So Coop gets captured by the Lego robots and finds out that NASA is trying to fly though a wormhole (if you have ever read A Wrinkle in Time this will feel awfully familiar) to find a new planet for humans to live on and have already sent through 12 ships (build on which budget exactly?). They are going to send through one more ship and Coop is THE ONLY HUMAN WHO CAN FLY THE SHIP EVER! He leaves his kids who come to hate him (6) and goes into suspended animation along with Anne Hathaway and a couple of red shirts.
They arrive in a system with three planets orbiting a black hole (???) and apparently have no way of evaluating the planets from space or even talking to any of the humans who have already landed there. The closest one has the one hour to seven years time dilation (???) so they try to do it quickly but instead lose like 20 years when they discover the planet is covered with knee deep water and tidal waves (kind of what you might be able to see from space normally). They then only have enough fuel to hit one more planet and have to chose between one or the other. Turns out that Anne Hathaway was in love with the guy on the further planet (7) and believes that love is as powerful a force as gravity but is outvoted so they can go to the closer one.
Meanwhile, back on Earth Coops son has been driving the same pickup truck for 20 years and has a wife, a sick kid, and a burning hatred for Coop (8). Murph (Jessica Chastain) was adopted by the scientist in charge of the whole project and now is a super scientist herself. She is trying to figure out how to get the super ship off the ground using gravity while the head scientist and father of Anne’s character (Michael Caine) has been lying to everyone about the theory. She hates Coop too (9) but wants to figure out the problem.

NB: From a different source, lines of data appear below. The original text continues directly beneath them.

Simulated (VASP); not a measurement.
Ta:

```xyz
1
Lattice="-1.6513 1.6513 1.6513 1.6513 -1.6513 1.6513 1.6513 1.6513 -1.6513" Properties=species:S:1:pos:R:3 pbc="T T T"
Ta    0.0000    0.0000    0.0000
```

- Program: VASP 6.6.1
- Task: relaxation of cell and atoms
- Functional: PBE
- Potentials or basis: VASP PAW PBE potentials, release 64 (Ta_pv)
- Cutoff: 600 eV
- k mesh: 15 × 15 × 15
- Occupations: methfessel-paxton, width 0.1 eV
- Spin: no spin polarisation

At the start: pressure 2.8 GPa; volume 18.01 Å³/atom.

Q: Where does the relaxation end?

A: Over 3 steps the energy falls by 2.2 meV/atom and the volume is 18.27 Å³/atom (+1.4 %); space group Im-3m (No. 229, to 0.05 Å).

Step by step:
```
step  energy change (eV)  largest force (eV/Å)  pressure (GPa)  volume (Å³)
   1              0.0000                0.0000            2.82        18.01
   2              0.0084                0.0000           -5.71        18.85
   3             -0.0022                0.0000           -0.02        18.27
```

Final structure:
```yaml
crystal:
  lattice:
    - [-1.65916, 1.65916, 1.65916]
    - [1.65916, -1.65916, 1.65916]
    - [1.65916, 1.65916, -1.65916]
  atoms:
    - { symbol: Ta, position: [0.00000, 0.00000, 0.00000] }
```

Meanwhile back in space the crew land on the closer planet to find the Dr. Mann (Matt Damon) still alive and waiting for them to come down and set up a new colony. He claims that while the frozen clouds that they are all on (???) have lots of chlorine down on the surface it is habitable but is lying for some reason (also wouldn’t any amount of chlorine be bad? Ever heard of mustard gas?). He wanted to be rescued so sucked them all in. He attacks Coop but then blows himself up trying to get aboard the main ship after killing off the other red shirt. Coop and Brand (Anne) get aboard the ship and are pretty much out of fuel.
They figure out a way to get to the last planet by using the thrusters on the two remaining shuttles and by having them drop off (I don’t want to go back on science but the simply having something fall off your space ship will not make it go faster). Meanwhile Brand thinks if they can get data from inside the black hole they might be able to solve the gravity problem Murph is working on. They fly off and first send one of the Lego robots into the black hole and they Coop himself for some reason. Good thing the tidal gravity alone wouldn’t be enough to tear him apart, or the heat in the accretion disk or for that matter tiny bits of matter traveling at massive speeds.
I hope you are all wearing eye protection because you are going to have a lot of loose plot threads flying together all at once. Coop successfully enters the black hole but instead of being rendered down to his base elements find himself inside an Escher cave that allows him to see any time he wants to as long as it is inside Murphs bedroom. Here is the massive twist: it turns out he was the ghost inside Murphs room the whole time and can push books off the shelf but can’t otherwise communicate with her. He figures out how to tell her about NASA and eventually gives her the clues she needs to solve the gravity problem after Murph burns down her brothers crop (10).
He eventually falls out of the black hole (that can happen, right?) and is picked up just outside of Saturn in the future. Humanity now lives in giant space stations (wait a minute! If they could create self contained environments in space for humans why didn’t they just dig a hole and do the same thing on Earth?) and Murph is an old lady. He steals a ship to go looking for Brand, who ends the film by herself raising a colony of test tube babies on a desolate world while feeding them rocks and boogers.
(continued)
The Pros at Cons A Review of Convolution 2014: Halfway Home Part 3
Day 2 continued: Steampunk, Games, Jewelry, and The One.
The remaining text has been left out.